Wednesday 18 November 2009

Frank Auerbach-Paint as Earth

Drawing after Auerbach

An Exhibition of paintings at the Courtauld Gallery, London. There is a sense of the young Frank Auerbach wanting to create something totally new. There is the urge to pit himself against the painting masters of the past and to create, what he quotes Sickert as saying, 'looks like it has been torn from a page of life.' He does this in paint. Auerbach uses his drawings of London building sites to create his own world through inches thick oil paint. He has empathy with the workmen digging in the heavy soil, as he too works day in day out to move, excavate, rebuild his own painting.

The paintings from the 1950's are so unlike a painting that you sometimes wonder what it is you are looking at. The paintings are anything but beautiful, yet they have a strange and unique presence about them. Later paintings have more colour, but still the yellow only manages to be muted yellow ochre and the reds seem to have a tinge of brown. These, of course, were the cheapest colours available to the artist.

The Exhibition is well worth a visit and for the £5 entry fee you get to look at the permanent collection which has many fine Cezanne paintings

Friday 6 November 2009

Open shows-the X-factor of art?

For some artists, having work selected for an open exhibition with a selection commitee is a right of passage. It is the time when your work must face the world and be judged. It has to, using the X-factor- metaphor stand up on stage and sing I will survive at the top of its little voice. The holy grail for some artists would be entry to the RA summer show, that yearly bazaar of everything in art. It is a chance to rub shoulders (canvases) with the academicians. Is your art up for living next to Tracey Emin RA for two months?

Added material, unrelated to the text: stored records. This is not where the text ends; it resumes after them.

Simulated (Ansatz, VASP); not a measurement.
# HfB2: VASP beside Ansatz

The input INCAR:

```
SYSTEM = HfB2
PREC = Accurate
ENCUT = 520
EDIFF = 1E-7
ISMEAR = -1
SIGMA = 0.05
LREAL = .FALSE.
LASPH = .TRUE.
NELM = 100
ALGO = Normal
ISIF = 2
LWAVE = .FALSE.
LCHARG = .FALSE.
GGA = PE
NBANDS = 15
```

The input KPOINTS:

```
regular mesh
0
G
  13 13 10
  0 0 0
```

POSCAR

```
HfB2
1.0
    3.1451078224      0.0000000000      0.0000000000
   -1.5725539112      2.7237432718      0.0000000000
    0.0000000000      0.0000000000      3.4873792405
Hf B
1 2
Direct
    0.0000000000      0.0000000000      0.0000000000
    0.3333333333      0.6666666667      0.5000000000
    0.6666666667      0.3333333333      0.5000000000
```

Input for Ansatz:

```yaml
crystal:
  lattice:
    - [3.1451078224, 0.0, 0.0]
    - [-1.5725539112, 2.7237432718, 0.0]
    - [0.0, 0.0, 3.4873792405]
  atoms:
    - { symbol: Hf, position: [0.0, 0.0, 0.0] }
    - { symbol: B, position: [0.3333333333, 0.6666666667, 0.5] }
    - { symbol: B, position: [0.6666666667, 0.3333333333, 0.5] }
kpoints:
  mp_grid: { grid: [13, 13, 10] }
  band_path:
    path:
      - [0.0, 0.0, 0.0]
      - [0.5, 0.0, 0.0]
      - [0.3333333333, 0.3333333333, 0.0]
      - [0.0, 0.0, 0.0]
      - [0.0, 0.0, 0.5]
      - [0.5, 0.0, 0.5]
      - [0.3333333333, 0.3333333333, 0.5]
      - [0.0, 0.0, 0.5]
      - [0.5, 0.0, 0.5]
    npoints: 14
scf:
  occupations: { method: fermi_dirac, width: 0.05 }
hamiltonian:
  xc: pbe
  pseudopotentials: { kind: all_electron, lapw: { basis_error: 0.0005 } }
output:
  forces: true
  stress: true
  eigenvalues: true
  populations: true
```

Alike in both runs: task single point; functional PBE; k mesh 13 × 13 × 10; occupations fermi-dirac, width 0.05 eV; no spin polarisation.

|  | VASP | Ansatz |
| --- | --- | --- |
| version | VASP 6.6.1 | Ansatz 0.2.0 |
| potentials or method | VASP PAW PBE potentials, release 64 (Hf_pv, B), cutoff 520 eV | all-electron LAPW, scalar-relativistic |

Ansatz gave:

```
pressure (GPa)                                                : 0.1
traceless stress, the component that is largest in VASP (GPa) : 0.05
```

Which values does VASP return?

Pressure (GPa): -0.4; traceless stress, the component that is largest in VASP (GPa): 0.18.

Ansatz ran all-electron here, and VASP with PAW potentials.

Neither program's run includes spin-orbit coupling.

For me, as a painter the John Moores competition is the one you look to. Many previous winners have made a good career from painting. Peter Doig is a good example.

Upon entering your work for selection-to any level of show- you accept that there might be rejection. As a painter the work is inevitably a part of you, so does the rejection become a rejection of you the artist? At a time when art can be all things, how is a judgement made as to what is accepted or rejected?

The big question is will Cheryl Cole like my picture of her as The Venus of urbino?

Good luck to all who submit work for selection. The spirit of Tony Hart will be with you.

Friday 10 July 2009

Painting in a photographic age




After watching a film about the painter David Hockney, which can be viewed on the BBC iplayer site here I was thinking about how different generations of painters approach painting today.

Hockney's approach was to get out in the landscape and paint direct from the subject- an approach which might seem out of fashion. I don't think Hockney is a truly great painter, but he is a fantastic draughtsman. Watching him make direct marks on the canvas with paint was a great experience. As was his sheer enthusiasm for the medium and act of painting in creating memorable images. He made a mock poster for the painting 'Bigger trees near Warter' , which was exhibited at the Royal Academy, insisting it was a sensation of the post-photographic age. A sly mocking of the YBA 'Sensation' exhibition at the Royal Academy.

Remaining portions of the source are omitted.